Clinton charity donations surge

Foundation adds contributors during presidential campaign

Presidential candidate  Hillary Rodham Clinton gestures with a smile after speaking during a private fundraiser at the home of long time supporter Virginia McGregor in the Green Ridge section of Scranton, Pa., on Wednesday, July 29, 2015.
Presidential candidate Hillary Rodham Clinton gestures with a smile after speaking during a private fundraiser at the home of long time supporter Virginia McGregor in the Green Ridge section of Scranton, Pa., on Wednesday, July 29, 2015.

WASHINGTON -- A new list of donors to the Clinton Foundation shows a marked surge in donations and the numbers of contributors to the family charity in the first half of this year -- at the same time that Hillary Rodham Clinton ramped up her campaign for the presidency.

Clinton Foundation officials said figures released Thursday show that overall giving to the charity is up compared with the first half of 2014. The foundation has declined to provide specific donation amounts or the precise timing of its thousands of contributions.

There have been more than 10,500 donors so far this year compared with 8,800 in the first half of last year, foundation officials said.

As many as 40 separate donors previously listed by the foundation appeared to have been dropped without explanation on the new release. Foundation spokesman Craig Minassian said late Thursday that in most cases those donors remained on the list but were listed under alternate names at the request of the contributors.

The foundation's latest list shows that even as Clinton began campaigning and attending lucrative fundraisers ahead of the 2016 race, some of her top political supporters were increasing their donations to the Clinton Foundation, as were numerous corporations and foreign governments with interests before the U.S. government.

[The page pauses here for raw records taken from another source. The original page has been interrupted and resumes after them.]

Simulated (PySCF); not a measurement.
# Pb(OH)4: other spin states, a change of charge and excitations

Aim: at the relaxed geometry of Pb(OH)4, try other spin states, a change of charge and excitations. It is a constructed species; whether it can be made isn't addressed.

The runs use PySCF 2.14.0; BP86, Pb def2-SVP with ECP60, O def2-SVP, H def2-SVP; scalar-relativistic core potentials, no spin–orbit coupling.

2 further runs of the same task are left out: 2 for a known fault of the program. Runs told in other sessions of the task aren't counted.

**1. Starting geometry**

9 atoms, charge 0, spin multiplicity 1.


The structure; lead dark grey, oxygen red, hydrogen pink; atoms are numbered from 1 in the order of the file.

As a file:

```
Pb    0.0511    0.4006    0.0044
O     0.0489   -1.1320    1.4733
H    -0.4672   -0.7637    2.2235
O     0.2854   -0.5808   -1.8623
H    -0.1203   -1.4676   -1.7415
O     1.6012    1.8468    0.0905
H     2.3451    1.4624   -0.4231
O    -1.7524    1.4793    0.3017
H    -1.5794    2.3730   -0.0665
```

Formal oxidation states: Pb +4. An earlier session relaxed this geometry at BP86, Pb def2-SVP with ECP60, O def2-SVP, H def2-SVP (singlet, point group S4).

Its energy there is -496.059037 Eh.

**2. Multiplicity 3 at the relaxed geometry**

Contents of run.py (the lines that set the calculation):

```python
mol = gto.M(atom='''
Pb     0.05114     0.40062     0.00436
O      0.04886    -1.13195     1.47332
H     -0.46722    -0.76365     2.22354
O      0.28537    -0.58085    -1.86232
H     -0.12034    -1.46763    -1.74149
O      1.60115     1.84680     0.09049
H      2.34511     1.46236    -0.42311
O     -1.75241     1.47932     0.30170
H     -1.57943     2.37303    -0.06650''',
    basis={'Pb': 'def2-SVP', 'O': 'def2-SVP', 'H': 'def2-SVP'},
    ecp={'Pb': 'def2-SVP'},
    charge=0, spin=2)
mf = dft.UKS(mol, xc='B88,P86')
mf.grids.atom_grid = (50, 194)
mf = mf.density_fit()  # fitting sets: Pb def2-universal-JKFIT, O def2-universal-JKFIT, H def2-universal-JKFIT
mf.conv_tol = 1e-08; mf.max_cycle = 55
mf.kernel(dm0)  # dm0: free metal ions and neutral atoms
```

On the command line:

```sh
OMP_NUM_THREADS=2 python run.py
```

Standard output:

"We know that donors are giving more because they are seeing the impact of our work across the globe," said the foundation's new president, Donna Shalala, who was accompanying Bill and Hillary Clinton's daughter, Chelsea, on a tour of foundation programs in Haiti.

An Associated Press analysis of the list shows that donors increasing their stakes in the foundation during the first six months of this year included veteran Democratic fundraisers Haim Saban, S. Daniel Abraham and Barbra Streisand, either personally or through their charitable arms.

Shalala, who was Health and Human Services secretary in Bill Clinton's administration, is among a number of Clinton loyalists who also boosted their donations this year. Others include Frank Giustra, a Canadian mining magnate who is one of the top donors to the foundation at more than $25 million, and data entrepreneur Vinod Gupta.

The Clintons, through their private Clinton Family Foundation, also raised their ante to between $5 million and $10 million. In May, Hillary Clinton disclosed that she and her husband made more than $25 million from speeches over the past year and a half.

In some cases, new donations were substantial. This year's giving increased the total amount donated by the J.B. and M.K. Pritzker Family Foundation to more than $5 million. The foundation for the wealthy Pritzker family had previously given in the range of $1 million to $5 million. Penny Pritzker, secretary of commerce in President Barack's Obama administration, is a longtime Democratic fundraiser.

Major corporate interests either stepped up donations this year by giving directly or gave through their corporate foundations. Among them were Barclays, Citigroup and HSBC banks, Duke Energy, Cisco, Dell, Toyota and Chevron.

The Clinton Foundation agreed earlier this year to stop taking funding from most foreign governments. Several nations that were exempted continued making contributions, including Australia, Norway and the Netherlands.

The foundation had previously tended to update its lists annually but agreed earlier this year to provide new figures for the first half of the year, followed by quarterly updates. On Thursday, it released the last two quarters combined.